In the days of my youthWhen I was a child growing up in the late 1970s and 1980s, a rite of endurance I had to undergo most weekends was the TV matinée Western movie. My dad loved (and still does) watching the men in the white hats dueling it out with the nefarious black-hatted bad guys over matters of honor, the woman, or perhaps gold. Not only were the roles clear (codified by the hat colors), but for him and his generation that grew up in the immediate aftermath of World War II, it was a rite of passage almost, the role playing of Cowboys and Indians, with kids fighting who would be the "good" Cowboys instead of the "reject" Indians.
I was told what it was to be a man,
Now Ive reached the age
Ive tried to do all those things the best I can.
No matter how I try,
I find my way to do the same old jam.
Led Zeppelin, "Good Times, Bad Times"
I am a huge believer that literature, movies, TV shows, music, and other such artifacts reflect the concerns of that generation's culture. From the vibrant and often decadent aftermath of World War I, alternatively known as the Roaring '20s, the Jazz Age, the Weimar Era, to the staid, "whitebread" culture of the American '50s, with its own version of book burnings and protests over the threatened collapse of an extremely imbalanced racial situation, as seen in the tensions inherent between the sources of "Rock and Roll" and its products, one can get the sense of what concerns a society by how such worries are codified into its mass cultural products.
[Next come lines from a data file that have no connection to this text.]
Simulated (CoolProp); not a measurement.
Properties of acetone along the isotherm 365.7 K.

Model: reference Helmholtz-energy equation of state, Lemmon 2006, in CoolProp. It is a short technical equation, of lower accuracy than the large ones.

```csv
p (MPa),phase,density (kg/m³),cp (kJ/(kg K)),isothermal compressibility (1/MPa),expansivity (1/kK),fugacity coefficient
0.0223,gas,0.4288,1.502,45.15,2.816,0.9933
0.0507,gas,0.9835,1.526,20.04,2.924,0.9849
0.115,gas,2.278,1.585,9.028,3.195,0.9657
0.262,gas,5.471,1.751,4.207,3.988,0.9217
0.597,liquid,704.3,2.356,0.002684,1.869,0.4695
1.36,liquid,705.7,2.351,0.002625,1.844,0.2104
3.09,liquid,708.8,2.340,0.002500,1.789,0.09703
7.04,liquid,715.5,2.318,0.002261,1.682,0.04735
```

The same holds true for science fiction and fantasy. During the "Golden Age of Science Fiction" in the 1950s, while the US and the Soviet Union began a four decade-long Cold War, there was this tension between the desire to expand outward and the fear of what might be encountered. I will not go into depth exploring the rise of "monster" movies during this time nor will I discuss here in depth the hows and whys behind the comics craze (and its controversies, although there is a book by David Hajdu, The Ten-¢ent Plague, that I would highly recommend for others to read if they want to know more about this era); I will just merely note them in passing.
But now, almost a decade into the 21st century, things have changed. Communism has collapsed; "Western" enemies no longer have a single face. Even the "good guys" have their foibles strewn about for all to see, 24/7. Sports "heroes" are more often seen as representing the worst of human traits (greed, selfishness, lack of loyalty) than as representing that to which so many aspire (competitiveness, working together, achieving against great odds). Is it any surprise that our various media outlets mirror this growing sense of cynicism?
I have heard many claim that they read fantasy and science fiction for "escapism," but in a very ironic sense (or rather, in a bubble-popping one), each of the traits I've listed above is beginning to emerge in genre fiction. From the cynical, brooding, "anti-heroic" characters who perhaps are only less bad than their counterparts, to the growing sense in many strands of genre literature that one is left only to cheer for the lesser evil rather than for the greater good. "Gritty" is the "hot" thing now for many reading epic fantasies, yet what are these fantasies but a stronger reflection of the world around? There are so few, if any, "white hats" around. One has to wonder if one is just merely "escaping" from one cultural milieu to a reflected mirror image of it. Fascinating, if ultimately ethereal.